You are viewing a plain text version of this content. The canonical link for it is here.
Posted to users@pdfbox.apache.org by flywire <fl...@gmail.com> on 2022/02/11 20:36:31 UTC
Command-Line Tools ExtractImages Tiff
Scanning devices commonly embed tiff in pdf files and the format is not
supported by Command-Line Tools ExtractImages. It seems tiff support was
not difficult:
https://www.gnostice.com/nl_article.asp?id=203&t=Convert_Multi-Page_
Could it be added?
Usage: java org.apache.pdfbox.tools.ExtractImages [options] <inputfile>
Options:
-directJPEG : Forces the direct extraction of JPEG/JPX images
regardless of colorspace or masking
E:\Scans>java -jar pdfbox-app-2.0.25.jar ExtractImages doc.pdf
Writing image: doc-1
Writing image: doc-2
Exception in thread "main" java.util.ServiceConfigurationError:
javax.imageio.spi.ImageReaderSpi: Error reading configuration file
at java.util.ServiceLoader.fail(Unknown Source)
at java.util.ServiceLoader.parse(Unknown Source)
at java.util.ServiceLoader.access$200(Unknown Source)
at java.util.ServiceLoader$LazyIterator.hasNextService(Unknown
Source)
at java.util.ServiceLoader$LazyIterator.hasNext(Unknown Source)
at java.util.ServiceLoader$1.hasNext(Unknown Source)
at
javax.imageio.spi.IIORegistry.registerApplicationClasspathSpis(Unknown
Source)
at javax.imageio.spi.IIORegistry.<init>(Unknown Source)
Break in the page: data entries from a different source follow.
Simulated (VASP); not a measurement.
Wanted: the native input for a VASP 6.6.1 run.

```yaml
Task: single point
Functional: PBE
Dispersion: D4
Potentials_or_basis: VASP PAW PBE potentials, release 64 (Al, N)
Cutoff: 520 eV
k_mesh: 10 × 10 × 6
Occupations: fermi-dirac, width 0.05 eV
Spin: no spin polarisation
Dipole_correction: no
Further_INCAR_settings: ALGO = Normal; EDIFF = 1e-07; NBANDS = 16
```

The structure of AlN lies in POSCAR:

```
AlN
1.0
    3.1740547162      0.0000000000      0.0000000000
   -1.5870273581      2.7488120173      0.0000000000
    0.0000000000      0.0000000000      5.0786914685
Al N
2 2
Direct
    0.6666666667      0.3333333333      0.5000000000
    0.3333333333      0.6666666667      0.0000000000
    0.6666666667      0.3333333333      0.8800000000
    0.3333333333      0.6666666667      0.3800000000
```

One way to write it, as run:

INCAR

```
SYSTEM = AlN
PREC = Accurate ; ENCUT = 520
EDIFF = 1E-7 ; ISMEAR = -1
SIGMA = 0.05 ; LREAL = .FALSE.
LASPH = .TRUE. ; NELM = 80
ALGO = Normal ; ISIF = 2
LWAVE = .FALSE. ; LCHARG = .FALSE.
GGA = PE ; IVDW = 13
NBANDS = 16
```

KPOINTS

at javax.imageio.spi.IIORegistry.getDefaultInstance(Unknown Source)
at javax.imageio.ImageIO.<clinit>(Unknown Source)
at
org.apache.pdfbox.tools.imageio.ImageIOUtil.writeImage(ImageIOUtil.java:249)
at
org.apache.pdfbox.tools.imageio.ImageIOUtil.writeImage(ImageIOUtil.java:216)
at
org.apache.pdfbox.tools.imageio.ImageIOUtil.writeImage(ImageIOUtil.java:192)
at
org.apache.pdfbox.tools.imageio.ImageIOUtil.writeImage(ImageIOUtil.java:167)
at
org.apache.pdfbox.tools.ExtractImages$ImageGraphicsEngine.write2file(ExtractImages.java:505)
at
org.apache.pdfbox.tools.ExtractImages$ImageGraphicsEngine.drawImage(ExtractImages.java:271)
at
org.apache.pdfbox.contentstream.operator.graphics.DrawObject.process(DrawObject.java:67)
at
org.apache.pdfbox.contentstream.PDFStreamEngine.processOperator(PDFStreamEngine.java:939)
at
org.apache.pdfbox.contentstream.PDFStreamEngine.processStreamOperators(PDFStreamEngine.java:514)
at
org.apache.pdfbox.contentstream.PDFStreamEngine.processStream(PDFStreamEngine.java:492)
at
org.apache.pdfbox.contentstream.PDFStreamEngine.processPage(PDFStreamEngine.java:155)
at
org.apache.pdfbox.tools.ExtractImages$ImageGraphicsEngine.run(ExtractImages.java:219)
at
org.apache.pdfbox.tools.ExtractImages.extract(ExtractImages.java:197)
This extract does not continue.